New study finds CHA’s efforts to relocate public housing residents has found some success

A new report from the Urban Land Institute suggests the Chicago Housing Authority’s efforts to move public housing residents out of public high-rise projects into other housing has been successful in several ways:

A new report released Monday by the Urban Institute, a Washington, D.C.-based think tank, paints a largely positive picture of the Chicago Housing Authority efforts. The study comes while the CHA is retooling its Plan for Transformation, an ambitious multi-year effort begun in 1999 that broke up concentrated high-rise developments…

Several years ago the Urban Institute told CHA that moving families wasn’t simply a construction issue; to succeed, residents needed services. Popkin said that steep learning curve for CHA has paid off after the housing agency implemented a strong resident service program in 2007.

Researchers say that vulnerable residents need intensive wraparound services to address mental health, low literacy and lack of job skills. The report suggests that residents who’ve received intensive case management have fared better. The services cost about $2,900 annually per household but can increase family stability and reduce depression. CHA families have grappled with the trauma of poverty: physical health problems, anxiety, high mortality rates.

But Popkin said it’s not all a pretty picture. Emphasis on adults has meant that improvements have not always trickled down to children. Relocation has been especially hard on them and causes disruption in school and socially.
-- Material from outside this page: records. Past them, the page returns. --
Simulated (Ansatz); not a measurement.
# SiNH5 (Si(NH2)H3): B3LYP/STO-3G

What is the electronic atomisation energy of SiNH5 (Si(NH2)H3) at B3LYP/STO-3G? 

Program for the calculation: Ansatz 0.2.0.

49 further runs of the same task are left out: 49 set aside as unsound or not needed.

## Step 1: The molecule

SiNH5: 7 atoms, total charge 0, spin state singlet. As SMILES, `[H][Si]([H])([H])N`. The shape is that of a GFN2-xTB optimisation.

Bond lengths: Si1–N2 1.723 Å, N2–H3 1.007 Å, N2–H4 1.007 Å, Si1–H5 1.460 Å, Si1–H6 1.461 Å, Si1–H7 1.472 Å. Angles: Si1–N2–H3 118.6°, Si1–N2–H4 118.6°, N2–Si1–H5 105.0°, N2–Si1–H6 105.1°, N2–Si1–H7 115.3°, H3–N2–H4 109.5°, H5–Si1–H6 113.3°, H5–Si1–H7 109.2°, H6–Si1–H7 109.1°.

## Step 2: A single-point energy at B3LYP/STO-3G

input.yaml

“I worry a lot about the kids,” Popkin said. “The services that helped the adults do better don’t seem to have helped the kids. It’s an urgent issue. These are kids who have grown up in families who’ve lived in chronic disadvantage for generations and it’s going to take more than just moving to slightly safer places to help get them on a better trajectory.”

Some young people have struggled academically and have had a tough time adapting to new neighborhoods where they are perceived as outsiders. And they continue to live amid violence. The Urban Institute is currently working on CHA incorporating a dual generation approach at Altgeld Gardens, a public housing development on the southern edge of the city.

You can read the reports for yourself on The Urban Institute website here. It looks like the full story of relocated public housing residents is more complicated than this news story suggests. While there has been good movement on several factors, including more psychological factors like feelings of safety and fighting depression (which is what Popkin and several other authors also report in the very interesting 2010 book Moving to Opportunity: The Story of an American Experiment to Fight Ghetto Poverty), we don’t yet know the long-term effects of relocation. For example, the abstract for Brief 2 suggests:

Those who got intensive case management and supportive services through the Chicago Family Case Management Demonstration have significantly lower rates of depression, better physical health, and higher rates of employment. However, even with these gains, many adults struggle with extremely high rates of debilitating chronic illnesses that prevent them from finding full-time employment and many children still grapple with the fallout from growing up with chronic violence.

Relocation is not a quick fix when there are deeper issues involved including residential segregation, discrimination, poverty, and acquiring social and human capital. As Brief 1 notes, relocated residents would benefit from ongoing services…but this requires ongoing funding.